How many languages does a DFA recognize?


According to Sipser's "Introduction to the Theory of Computation": If A is the set of all strings that machine M accepts, we say that A is the language of machine M and write L(M) = A. We say that M recognizes A ... A machine may accept several strings, but it always recognizes only one language. and also We say that M recognizes language A if A = {w| M accepts w}.

I guess the question has already been answered, but I would like to know if anyone has any thought about it, if there is anything interesting we can say about the subsets of a regular language, if we can say that the original DFA recognizes them and if there is any interesting relationship between the original DFA and the ones that recognize the smaller languages


Solution

  • If the language recognized by a DFA (of which there is always exactly one) is finite, then there are finitely many sublanguages of that language (indeed, if the language accepted consists of N strings, there are 2^N sublanguages).

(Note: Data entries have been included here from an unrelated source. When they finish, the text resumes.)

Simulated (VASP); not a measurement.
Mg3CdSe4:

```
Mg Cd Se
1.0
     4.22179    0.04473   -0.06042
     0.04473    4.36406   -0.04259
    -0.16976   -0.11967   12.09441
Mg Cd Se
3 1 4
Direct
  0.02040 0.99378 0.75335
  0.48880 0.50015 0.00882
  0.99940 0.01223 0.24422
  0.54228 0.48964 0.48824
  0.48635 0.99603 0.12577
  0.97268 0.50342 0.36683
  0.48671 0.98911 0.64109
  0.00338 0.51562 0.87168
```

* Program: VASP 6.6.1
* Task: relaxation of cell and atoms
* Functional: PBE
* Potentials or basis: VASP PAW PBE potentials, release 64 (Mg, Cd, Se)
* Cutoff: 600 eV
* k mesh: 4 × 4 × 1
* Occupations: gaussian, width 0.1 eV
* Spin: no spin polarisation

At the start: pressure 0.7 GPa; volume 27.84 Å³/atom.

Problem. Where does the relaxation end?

    There is no useful relationship which can be easily inferred from the sub/super language relationship w.r.t. where in the Chomsky hierarchy the language falls. That is: a sublanguage of a regular language may be undecidable, and a sublanguage of an undecidable language may be regular, with all possible variations in between.

    Because of this, there is no particularly neat relationship to be worked out among DFAs of sub/super languages: not all of the sublanguages will even be regular; some sublanguages will have simpler DFAs than the DFA of the super language, and some will have more complicated DFAs than the DFA of the super language. Some will have the same DFA but a different set of accepting states.